On September 9, 2015, U.S. Deputy Attorney General Sally Quillian Yates issued a memorandum to federal prosecutors nationwide outlining new policies designed “to strengthen [the Department of Justice’s] pursuit of individual corporate wrongdoing.”1 While the Department of Justice’s focus on the culpability of individuals is not news, the new guidelines make significant amendments to the Principles of Federal Prosecution of Business Organizations that provide prosecutors new leverage in their dealings with corporations. Under the new rules, companies must “disclose all relevant facts about the individuals involved in corporate misconduct” in order to receive cooperation credit, and they risk receiving zero credit if their disclosures about individual misconduct are viewed by prosecutors as incomplete.2 This new policy presents both opportunities and challenges for corporations and the lawyers and compliance professionals who advise them.

The new policy is notable for the leverage it vests in prosecutors. It directs that “[i]n order for a company to receive any consideration for cooperation,” a company must identify “all individuals” involved in corporate misconduct “regardless of their position, status or seniority.”3 Critically, prosecutors are empowered to deny cooperation credit to a company if they believe the company has either (i) “decline[d] to learn of [] facts” concerning misconduct, or (ii) failed to provide “complete factual information” concerning such misconduct.4 We expect that prosecutors will explicitly or implicitly utilize the prospect of denying cooperation credit to pressure companies to look harder for, and disclose more about, misconduct, both actual and perceived.

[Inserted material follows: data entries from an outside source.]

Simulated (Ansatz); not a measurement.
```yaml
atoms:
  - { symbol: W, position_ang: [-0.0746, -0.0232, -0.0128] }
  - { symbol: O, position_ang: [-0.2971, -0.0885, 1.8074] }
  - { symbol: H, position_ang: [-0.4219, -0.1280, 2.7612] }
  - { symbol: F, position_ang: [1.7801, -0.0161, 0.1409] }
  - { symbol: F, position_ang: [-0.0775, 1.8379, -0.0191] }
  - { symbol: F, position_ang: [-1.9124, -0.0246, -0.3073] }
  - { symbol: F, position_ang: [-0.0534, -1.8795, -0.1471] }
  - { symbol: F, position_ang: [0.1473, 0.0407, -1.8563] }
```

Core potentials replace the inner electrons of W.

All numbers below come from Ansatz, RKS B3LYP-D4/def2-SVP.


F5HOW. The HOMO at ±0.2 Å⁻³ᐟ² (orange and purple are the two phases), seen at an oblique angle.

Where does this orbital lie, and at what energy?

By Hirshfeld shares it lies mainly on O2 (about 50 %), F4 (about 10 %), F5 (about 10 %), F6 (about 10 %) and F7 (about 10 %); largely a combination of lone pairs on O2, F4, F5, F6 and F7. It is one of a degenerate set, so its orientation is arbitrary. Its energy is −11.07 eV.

Here’s the good news: The policy provides in-house lawyers and compliance professionals an opportunity to re-emphasize codes of conduct and to implement trainings in support of such policies. This new weapon in the arsenal of government investigators will undoubtedly be of interest to employees, especially senior executives. It provides an obvious reason to remind everyone of the rules and best practices that will keep them—and the company—out of the government’s crosshairs.

But the challenges presented by this new policy are manifold. Here are three that we anticipate:

  • First, knowing that companies are under additional pressure to identify and disclose misconduct by individuals, employees may be more cautious when thinking about whether and to what extent they will cooperate with internal investigations. Among other things, candor may be chilled, actually making it harder for companies to identify and address misconduct, and employees may request their own counsel when they might not otherwise, potentially adding time and expense to investigations.
  • Second, the threat that cooperation credit may be denied if prosecutors believe that a company has “decline[d] to learn” of misconduct may put pressure on companies to investigate more than otherwise might be reasonable or necessary.5 This creates a risk of unduly protracted and expensive investigations.
  • Third, pressure on companies to deliver bad actors to the government creates a risk that companies will choose to disclose conduct that does not otherwise warrant disclosure. It also gives rise to the danger that companies will overplay the significance of certain conduct and/or decline to defend conduct that is defensible.

In the face of these challenges, companies should use the opportunity provided by compliance and other trainings to build trust and understanding with employees so that they will feel comfortable cooperating with internal investigations when they occur. Additionally, in executing an investigations plan, a company will be well-advised, if it is already in dialogue with the government, to have an express understanding as to the conduct that the company is and is not investigating so that it cannot later be accused of having “decline[d] to learn” of misconduct.6 Finally, companies must have discipline in making disclosures to the government. In the end, overplaying the significance of certain conduct may subject a company to more exposure in exchange for cooperation credit that may be of marginal value.